The Barnhardts took great care of their home and kept a meticulous lawn, Mike says. Marcus “Handy” Green carefully cut the grass for them in a criss-cross pattern. The “Yard of the Month” sign showed up at the Barnhardts’ with great regularity.

“We grew up here in Rockwell,” Jane Fesperman says. “As children, we would walk by. … It was immaculate.”

Which made people all the sadder, after Barnhardt died in 1982 and his wife died in 1985, to see the property fall into decline.

Weeds grew. Paint peeled. Emptiness set in.

“It broke our hearts,” Jane says.

Mike, whose agency office was across the street, found out who the heir was and sent her an offer to buy the house for $75,000, along with a $500 check to prove he was serious.
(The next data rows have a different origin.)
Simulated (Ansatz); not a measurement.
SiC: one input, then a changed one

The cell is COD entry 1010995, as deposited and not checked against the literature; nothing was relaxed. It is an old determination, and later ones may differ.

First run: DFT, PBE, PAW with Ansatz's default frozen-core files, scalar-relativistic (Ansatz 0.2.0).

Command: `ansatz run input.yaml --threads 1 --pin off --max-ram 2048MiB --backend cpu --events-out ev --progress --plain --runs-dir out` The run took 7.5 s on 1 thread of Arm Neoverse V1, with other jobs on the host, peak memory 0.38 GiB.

Three weeks passed with no response, so he called the woman in Birmingham, Ala., and asked what she thought. She said she had seen the envelope but not opened it yet. Once she examined the offer and the check, she told Mike the house was “so tied up” in a trust and could not be sold. She asked, what do you want me to do with this check?

The sound of her tearing up the check came across the line loud and clear, and Mike dropped the idea of owning the Barnhardt house.

But moving his business into that house just felt meant to be.

“I’ll tell you how God works,” Mike says.

First, his son Alan came to work with him early this year. That, too, was a long time coming.

Alan had gone to college to major in business and take over the firm, but his interests turned to being a pilot instead. He flew for Food Lion for many years, until the company streamlined and went from two planes to one. Allen found two piloting jobs to take its place, for Robert Yates Racing and Strategic Moves, but his schedule became unpredictable.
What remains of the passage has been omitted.